Bulloch County was created by an Act of the Georgia Legislature on February 8, 1796 from parts of Bryan and Screven counties. It was named for Archibald Bulloch (1730-1777), the first Provisional Governor of Georgia. Originally, the county was approximately 40 miles in length and thirty miles in width with a total area of 1,200 square miles. Over the next 118 years various parts of the county were taken to help form the counties of Emanuel, Jenkins, Chandler, and Evans. The county seat of “Statesborough” was established in 1803 from a gift of 200 acres of land given several years earlier by George Siebald of Augusta, Georgia.

In 1849 George White wrote in his book Statistics of Georgia that the “county is inhabited by an industrious and kind people. Although the lands which most of the citizens cultivate are poor, by dint of industry and economy, they manage to supply their wants which, however, are very few. Many rely, in great degree, upon game, with which the county abounds, and the productions of their orchards. The Bulloch County farmer would get rich, while others would starve.”

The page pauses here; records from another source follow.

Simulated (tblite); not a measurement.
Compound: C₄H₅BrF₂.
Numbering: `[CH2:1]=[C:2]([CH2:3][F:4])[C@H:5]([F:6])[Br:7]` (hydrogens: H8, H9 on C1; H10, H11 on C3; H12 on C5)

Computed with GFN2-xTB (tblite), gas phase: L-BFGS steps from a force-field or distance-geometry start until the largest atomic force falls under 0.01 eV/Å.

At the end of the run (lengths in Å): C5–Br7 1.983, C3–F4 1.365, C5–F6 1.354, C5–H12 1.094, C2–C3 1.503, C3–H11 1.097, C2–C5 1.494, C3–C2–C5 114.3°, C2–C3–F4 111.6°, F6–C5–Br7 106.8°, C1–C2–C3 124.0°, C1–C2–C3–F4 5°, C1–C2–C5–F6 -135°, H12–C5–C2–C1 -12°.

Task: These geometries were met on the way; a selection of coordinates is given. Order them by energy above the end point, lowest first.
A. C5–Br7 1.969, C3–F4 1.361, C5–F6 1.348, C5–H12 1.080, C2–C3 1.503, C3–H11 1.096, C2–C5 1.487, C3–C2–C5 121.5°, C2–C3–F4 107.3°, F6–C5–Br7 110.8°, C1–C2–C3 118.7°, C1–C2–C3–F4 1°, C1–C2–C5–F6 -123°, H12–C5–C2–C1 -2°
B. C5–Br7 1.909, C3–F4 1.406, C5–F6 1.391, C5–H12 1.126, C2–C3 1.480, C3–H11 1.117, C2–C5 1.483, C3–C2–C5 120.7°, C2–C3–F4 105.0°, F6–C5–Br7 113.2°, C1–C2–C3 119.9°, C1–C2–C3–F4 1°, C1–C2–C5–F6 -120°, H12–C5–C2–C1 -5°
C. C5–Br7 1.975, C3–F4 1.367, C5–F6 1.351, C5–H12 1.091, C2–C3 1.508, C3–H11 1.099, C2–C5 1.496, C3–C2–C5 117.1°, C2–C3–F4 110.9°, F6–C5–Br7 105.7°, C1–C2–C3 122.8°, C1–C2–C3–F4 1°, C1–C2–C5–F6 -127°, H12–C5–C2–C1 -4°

The county remained sparsely populated until after the Civil War. The population in 1860 was only 5668 (3506 white and 2162 enslaved), but it had tripled by 1880. The county seat of Statesboro grew enough to require a mayor and council chartered in 1889 and other small communities grew throughout the county in the late nineteenth and early twentieth century. However, these communities primarily served the many farms and agricultural concerns that were the business of the county. Cotton, tobacco, peanuts, and livestock along with turpentining and lumbering were the chief products of the county. In 1906, the county became the home of the First District Agricultural and Mechanical School, a high school that eventually grew into Georgia Southern University.